I used to drive past Northlandz in Flemington every day when I was a teacher. And I would always think, "I wonder what it's like in there?" Hard to tell from the outside- all you see is a big gray building and a small sign announcing it as home of the "Worlds Largest Model RR, Great American Railway and Doll Museum." I thought there was a real train track outside of it, but I wasn't sure. So you know I had to find out!
What is Northlandz?
Northlandz is a miniature train museum located right on Rt. 202 in Flemington. It is similar to the well-known Roadside America in Pennsylvania. Even if you don't have a little train enthusiast in your house like I do, it is still a point of interest. Read on!
What Will I See There?
Northlandz is basically a walk-through model train display- over 8 miles to be exact (think giant train display, not so much a 'museum'). You peruse through at your own pace and peer into or over each display. It's basically a spiraling effect as you walk up and up into the building. You are viewing all of the incredible train tracks and landscapes at different angles. The added little stories about Grandma and why certain scenes look the way they do is a cute added touch. There are also dollhouses, dolls and doll displays to view, too (you can view a video clip on their website). The Jersey Momma's boy just skipped past those with a definitive, "Yuck!"
The Train Ride
What Do I Need To Know?
Northlandz is old. I'm not going to lie. When you walk in, it is kind of dark and smells like your grandfather's basement. Many of the displays are dusty or in need of minor repairs. Some of the doll displays had spider webs on them. But you know what? It was still pretty darned amazing. My son did not seem to notice any of the things I just mentioned. So sometimes you have to ask yourself, "Will my child like this?" and not, "Will I like this?" (that basically sums up parenthood, right?).
Jersey Momma Tips
*If you have time, please read my 'Added Thoughts' after my tip section, below.

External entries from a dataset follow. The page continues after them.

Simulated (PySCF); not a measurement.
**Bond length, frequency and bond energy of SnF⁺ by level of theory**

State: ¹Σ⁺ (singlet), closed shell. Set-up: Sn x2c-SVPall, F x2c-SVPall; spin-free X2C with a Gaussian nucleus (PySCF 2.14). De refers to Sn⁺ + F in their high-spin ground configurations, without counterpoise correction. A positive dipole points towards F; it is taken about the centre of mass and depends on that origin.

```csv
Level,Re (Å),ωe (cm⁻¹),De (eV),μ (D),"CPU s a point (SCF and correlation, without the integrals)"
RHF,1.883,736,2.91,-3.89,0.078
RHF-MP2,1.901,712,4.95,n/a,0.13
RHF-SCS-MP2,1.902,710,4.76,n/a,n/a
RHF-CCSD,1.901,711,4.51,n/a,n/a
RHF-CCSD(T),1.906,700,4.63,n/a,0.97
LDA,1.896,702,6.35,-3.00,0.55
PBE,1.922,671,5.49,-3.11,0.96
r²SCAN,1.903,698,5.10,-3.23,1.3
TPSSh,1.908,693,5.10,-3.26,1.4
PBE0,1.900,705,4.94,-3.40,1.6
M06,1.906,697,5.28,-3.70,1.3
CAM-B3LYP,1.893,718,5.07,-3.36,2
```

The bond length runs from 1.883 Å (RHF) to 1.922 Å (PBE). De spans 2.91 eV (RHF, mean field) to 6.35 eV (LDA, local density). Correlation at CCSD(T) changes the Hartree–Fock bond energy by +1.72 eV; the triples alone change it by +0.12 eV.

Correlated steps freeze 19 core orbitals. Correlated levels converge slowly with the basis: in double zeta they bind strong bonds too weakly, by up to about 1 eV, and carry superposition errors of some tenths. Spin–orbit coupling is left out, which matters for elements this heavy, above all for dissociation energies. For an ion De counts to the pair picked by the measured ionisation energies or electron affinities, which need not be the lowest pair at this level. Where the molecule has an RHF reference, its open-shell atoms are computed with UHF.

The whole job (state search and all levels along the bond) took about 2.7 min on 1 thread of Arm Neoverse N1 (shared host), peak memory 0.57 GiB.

*There is a cafe inside but it did not seem very enticing to us so we skipped it. If you drive further South on Rt 202 into Flemington, you will find plenty of shops and places to eat if you are interested in traveling outside of Northlandz. You can visit my favorite Chick-fil-A Flemington, just ahead on 202 South, near the circle!
*Admission is pricey, so be on the lookout for discount coupons (kids under 2 are free). There is one coupon in the KidStuff coupon booklet, sold through fundraisers in most schools.
*There is no restroom to use once you start your journey into Northlandz, so be sure to use the lobby restroom before you venture into the museum. And unless they have done a complete makeover, this is not the nicest bathroom you'll ever visit, so be forewarned!
*We once visited Northlandz in the winter time and it was a bit chilly in the museum. For some unknown reason I had decided to leave my own coat in the car, which was not a wise decision! Hey, at least The Jersey Momma's boy had his coat.
*If you will be visiting with very young ones, consider bringing a stroller, as there is a lot of walking and winding through the museum.
*Visit their website for more details, hours and admission info.
*They suggest bringing binoculars, which we did not do. But a camera is a must, for sure!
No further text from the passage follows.